Newbie regular expression and whitespace question

Thu Sep 22 16:20:01 EDT 2005

"googleboy" <mynews44 at yahoo.com> wrote in message
news:1127419129.027712.252910 at g47g2000cwa.googlegroups.com...
> Hi.
>
> I am trying to collapse an html table into a single line.  Basically,
> anytime I see ">" & "<" with nothing but whitespace between them,  I'd
> like to remove all the whitespace, including newlines. I've read the
> how-to and I have tried a bunch of things,  but nothing seems to work
> for me:
>
> --
>
> table = open(r'D:\path\to\tabletest.txt', 'rb')
> strTable = table.read()
>
> #Below find the different sort of things I have tried, one at a time:
>
> strTable = strTable.replace(">\s<", "><") #I got this from the module
> docs
>
> strTable = strTable.replace(">.<", "><")
>
> strTable = ">\s+<".join(strTable)
>
> strTable = ">\s<".join(strTable)
>
> print strTable
>
> --
>
> The table in question looks like this:
>
> <table width="80%"  border="0">
>   <tr>
>     <td> </td>
>     <td colspan="2">Introduction</td>
>     <td><div align="right">3</div></td>
>   </tr>
>   <tr>
>     <td> </td>
>   </tr>
>   <tr>
>     <td><i>ONE</i></td>
>     <td colspan="2">Childraising for Parrots</td>
>     <td><div align="right">11</div></td>
>   </tr>
> </table>
>
>
>
> For extra kudos (and I confess I have been so stuck on the above
> problem I haven't put much thought into how to do this one) I'd like to
> be able to measure the number of characters between the <p> & </p>
> tags, and then insert a newline character at the end of the next word
> after an arbitrary number of characters.....   I am reading in to a
> script a bunch of paragraphs formatted for a webpage, but they're all
> on one big long line and I would like to split them for readability.
>
> TIA
>
> Googleboy
>
If you're absolutely stuck on using RE's, then others will have to step
forward.  Meanwhile, here's a pyparsing solution (get pyparsing at
http://pyparsing.sourceforge.net):

---------------
from pyparsing import *

LT = Literal("<")
GT = Literal(">")

collapsableSpace = GT + LT    # matches with or without intervening
whitespace
collapsableSpace.setParseAction( replaceWith("><") )

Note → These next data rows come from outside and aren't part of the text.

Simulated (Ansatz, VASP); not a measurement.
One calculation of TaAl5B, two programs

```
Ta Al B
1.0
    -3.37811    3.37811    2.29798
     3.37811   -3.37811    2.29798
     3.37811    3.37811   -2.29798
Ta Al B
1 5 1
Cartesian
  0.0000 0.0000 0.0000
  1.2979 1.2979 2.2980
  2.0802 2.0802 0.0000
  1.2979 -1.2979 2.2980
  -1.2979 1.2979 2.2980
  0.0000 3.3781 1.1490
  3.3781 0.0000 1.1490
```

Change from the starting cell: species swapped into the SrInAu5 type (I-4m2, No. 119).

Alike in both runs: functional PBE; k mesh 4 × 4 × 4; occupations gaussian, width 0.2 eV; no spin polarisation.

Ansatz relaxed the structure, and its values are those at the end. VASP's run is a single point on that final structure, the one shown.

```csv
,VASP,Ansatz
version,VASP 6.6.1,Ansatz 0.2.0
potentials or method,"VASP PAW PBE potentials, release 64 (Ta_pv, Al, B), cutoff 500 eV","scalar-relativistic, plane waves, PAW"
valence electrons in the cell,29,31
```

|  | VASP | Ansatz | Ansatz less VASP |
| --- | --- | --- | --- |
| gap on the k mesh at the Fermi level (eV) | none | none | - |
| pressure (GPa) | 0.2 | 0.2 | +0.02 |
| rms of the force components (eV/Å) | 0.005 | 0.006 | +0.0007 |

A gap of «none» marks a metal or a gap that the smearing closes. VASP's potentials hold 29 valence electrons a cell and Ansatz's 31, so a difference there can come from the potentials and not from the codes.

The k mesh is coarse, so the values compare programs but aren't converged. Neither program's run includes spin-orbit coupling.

print collapsableSpace.transformString(data)
---------------

The reason this works is that pyparsing implicitly skips over whitespace
while looking for matches of collapsable space (a '>' followed by a '<').
When found, the parse action is triggered, which in this case, replaces
whatever was matched with the string "><".  Finally, the input data (in this
case your HTML table, stored in the string variable, data) is passed to
transformString, which scans for matches of the collapsableSpace expression,
runs the parse action when they are found, and returns the final transformed
string.

As for word wrapping within <p>...</p> tags, there are at least two recipes
in the Python Cookbook for word wrapping.  Be careful, though, as many HTML
pages are very bad about omitting the trailing </p> tags.

-- Paul